Two first-person accounts of critical moments in U.S. history—the aftermath of the September 11 Attacks and the final year of World War II—demonstrate what can happen when graphic novels wed documentarian detail to deeply personal stories…

Given the title and subject matter, I hardly expected American Widow to be a whimsical tale, but nor was I prepared for such a one-note approach. At times I wished that author Alissa Torres, whose husband leapt from the World Trade Center’s North Tower, would throw a change-up at the reader—not in terms of tone, which would be tricky, but in voice or mood. To be sure, scattered throughout are flashbacks that recall moments of happiness in the life of Luis “Eddie” Torres, and over the course of 200 pages, there are a handful of spreads that feature a more poetic presentation, either elegiac or surreal. But for the most part, American Widow comes across as the kind of over-long, hyper-detailed e-mail one launches at a bureaucrat or a former friend or colleague who deserves to be the object of such venting. Reading such a missive can be an educational experience—and certainly American Widow is that—but it’s hardly a recipe for a gripping narrative, let alone a moving or cathartic reading experience.

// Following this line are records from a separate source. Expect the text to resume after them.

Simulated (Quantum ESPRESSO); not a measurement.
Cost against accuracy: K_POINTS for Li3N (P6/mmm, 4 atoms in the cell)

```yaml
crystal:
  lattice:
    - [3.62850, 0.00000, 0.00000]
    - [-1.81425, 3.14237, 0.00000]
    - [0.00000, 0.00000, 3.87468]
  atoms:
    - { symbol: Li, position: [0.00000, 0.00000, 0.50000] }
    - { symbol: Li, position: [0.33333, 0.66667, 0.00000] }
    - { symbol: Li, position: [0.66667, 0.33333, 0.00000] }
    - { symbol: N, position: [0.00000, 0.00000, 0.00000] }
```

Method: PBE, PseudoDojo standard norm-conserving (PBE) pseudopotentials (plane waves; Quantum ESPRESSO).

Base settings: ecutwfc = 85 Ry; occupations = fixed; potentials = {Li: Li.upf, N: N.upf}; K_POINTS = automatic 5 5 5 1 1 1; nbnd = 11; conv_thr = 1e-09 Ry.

(cover art courtesy of Random House)

That’s not to say that Torres’s complaints, especially where the Red Cross’s Kafkaesque and Byzantine ways are concerned, aren’t warranted. It’s just that the storytelling devices are so repetitive, the themes so well known to the reader (e.g., the callousness of the media), and the delivery so flat so much of the time, that the effect is deadening without being devastating. Showering and gazing at herself in the bathroom mirror one morning in December 2001, Torres thinks, “With millions in all of those 9/11 charities, we’re the season’s choice recipients.” And in the next panel: “But when the season ends, so will all that goodwill. Those too sad and dazed now won’t receive anything later.” It’s that voice, part Sunday-magazine columnist and part earnest essayist, that largely drains American Widow of whatever artfulness it manages to muster.

Unfortunately, artist Sungyoon Choi’s work does little to liven up the proceedings. To be fair, the script seldom gives her the material to exercise much originality, but even so, her limited palette of facial expressions and her tendency to literalize everything that the printed text conveys, creates a kind of anti-synergy:  the two creators’ weaknesses seem to exacerbate each other. Somewhere in American Widow is an incisive critique of America’s response to tragedy and the shocking turnarounds the public is capable of when dealing with its victims.

However, this is a case where the graphic format tends to oversimplify the issues to the point where we’re left with sharply rendered caricatures, which is not the same thing as living and breathing people.

Not so with Alan’s War: The Memories of G.I. Alan Cope. Although I’m generally leery of using the term “masterpiece”—what if it comes back to haunt you down the road?—this is one instance where I feel confident applying it. Alan Cope, as the plainly stated title implies, was simply an ordinary U.S. soldier who went to Europe in 1945 because he’d been drafted. Neither a war hero nor a clichéd “innocent abroad,” Cope is just sensitive enough, just observant enough, and just honest enough to be utterly captivating as a narrator.

Perhaps what’s most extraordinary about him, though, is his memory. Roughly fifty years after the incidents that inform Alan’s War, he described them in detail to French artist Emmanuel Guibert, and together their words and pictures are sublimely evocative: you hear the classical piano, feel the warmth of a friend’s smile, see the tall trees bending in dark Bavarian forests. That such experiences unfold against the largest conflict in the history of the Western World is, well, not exactly beside the point, but close: you get the feeling that the Cope-Guibert tandem would be a compelling guide regardless of the setting and circumstances. (A fact which bodes well for the succeeding volumes in this collaboration, which detail Cope’s childhood in the Depression and his later years respectively.) And interestingly, what makes Alan’s War transcend the merely good to the undeniably great, is the same thing whose absence in American Widow relegates that title to the “nice effort” category—a strong and supple voice that is also courageously self-reflective. Indeed, if there were any justice, Kathryn Pulver, who translated Cope’s words into English (the expat’s transcriptions were in French), will win some kind of award for her work here. She makes Alan’s War as intimate as if the reader were Cope’s confidante, not Guibert.


(art © Emmanuel Guibert, used with permission of First Second Books)

Ah, but then there’s the art. With a simplicity of line and a brilliant economy of storytelling, Guibert’s efforts recall Hergé—except Hergé, to my knowledge, never did such exquisite pen and brush work or achieved such transporting effects. Indeed, by the time you finish Alan’s War, you might very well be of the opinion that a gentle wash of grayscale is the most beautiful color in the rainbow. If you don’t believe me, browse through a few sample pages here. And after you do, don’t be surprised if you end up adding Alan’s War to your wish list for the upcoming holidays.